O2 XMTwo-and-a-half years on, and Manitoba has finally arrived as a shipping product, though with the O2 logo rather than Orange's. O2 calls the phone the XM and is pitching it as an entertainment device, with an emphasis on music.

The XM's box sports a cunning sliding mechanism - pull out on side tray and a second tray slides automatically out of the other end. Remove the XM and you'll see it's a typical clamshell phone that might have come from Samsung, LG or any number of vendors. It's not unattractive, but neither does it stand out - ideal for carrier-branding, in other words.

Closed, the tri-band XM presents a 1.3 megapixel camera and an 65,000-colour external display. On the right-hand side of the base sits an SD card slot, protected with an easy-to-remove rubber cover, though getting the card in and out is difficult. On the other side is the similarly covered earphone slot, plus Play/Pause, volume and Music Player activation buttons.

The tip of the lid fits tightly against the handset's body, so it's almost impossible to open one-handed. The only place a chin or lip - think phone in one hand, luggage in the other - can get a purchase on the lid is along the side. Inside there's a very nice 176 x 220, 262,000-colour LCD, backlit keypad and navigation cluster. The central OK button doubles up as the menu activator. It's surrounded by a circular four-way control, which is itself encircled by buttons to active the two on-screen items, call make and break buttons, a Clear key, a second Music button (this one with an earphones icon rather than a musical note) and another for O2 Active.
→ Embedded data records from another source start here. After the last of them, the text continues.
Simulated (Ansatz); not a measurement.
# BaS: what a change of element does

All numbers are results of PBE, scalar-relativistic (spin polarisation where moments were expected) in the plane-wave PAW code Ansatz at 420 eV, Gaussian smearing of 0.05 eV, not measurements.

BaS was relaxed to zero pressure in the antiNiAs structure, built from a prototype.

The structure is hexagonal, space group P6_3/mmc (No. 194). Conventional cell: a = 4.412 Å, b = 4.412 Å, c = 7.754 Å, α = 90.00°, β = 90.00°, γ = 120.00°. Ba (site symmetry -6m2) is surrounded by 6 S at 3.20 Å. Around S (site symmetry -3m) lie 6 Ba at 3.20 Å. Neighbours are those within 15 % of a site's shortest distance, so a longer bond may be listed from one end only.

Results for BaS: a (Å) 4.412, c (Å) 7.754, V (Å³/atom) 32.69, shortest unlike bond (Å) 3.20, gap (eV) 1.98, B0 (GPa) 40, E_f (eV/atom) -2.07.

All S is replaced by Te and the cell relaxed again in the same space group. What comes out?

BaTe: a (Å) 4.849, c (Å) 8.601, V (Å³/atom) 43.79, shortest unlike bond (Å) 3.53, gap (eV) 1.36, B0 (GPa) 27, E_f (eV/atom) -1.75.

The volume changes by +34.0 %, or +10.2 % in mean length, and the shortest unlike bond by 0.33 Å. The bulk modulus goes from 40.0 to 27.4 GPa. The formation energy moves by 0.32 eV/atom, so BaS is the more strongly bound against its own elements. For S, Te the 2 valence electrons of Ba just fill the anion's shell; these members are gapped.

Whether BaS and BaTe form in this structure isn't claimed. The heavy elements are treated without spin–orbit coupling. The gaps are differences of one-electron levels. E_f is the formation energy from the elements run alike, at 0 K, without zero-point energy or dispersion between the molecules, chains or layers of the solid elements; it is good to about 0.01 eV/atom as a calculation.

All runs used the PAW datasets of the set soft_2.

All the keys are comfortable to use, and the proprietary OS that ships with the device is basic but straightforward and responsive. My only quibble is that you can't change the two on-screen options - Camera and Contacts - to, say, Messaging and Calendar. T9 is available for text entry, but it's pleasingly turned off by default. Using the keypad to type displays all the characters available on the key you've just pressed, making it easy to select the correct character without having to take your eyes off the screen. A nice touch.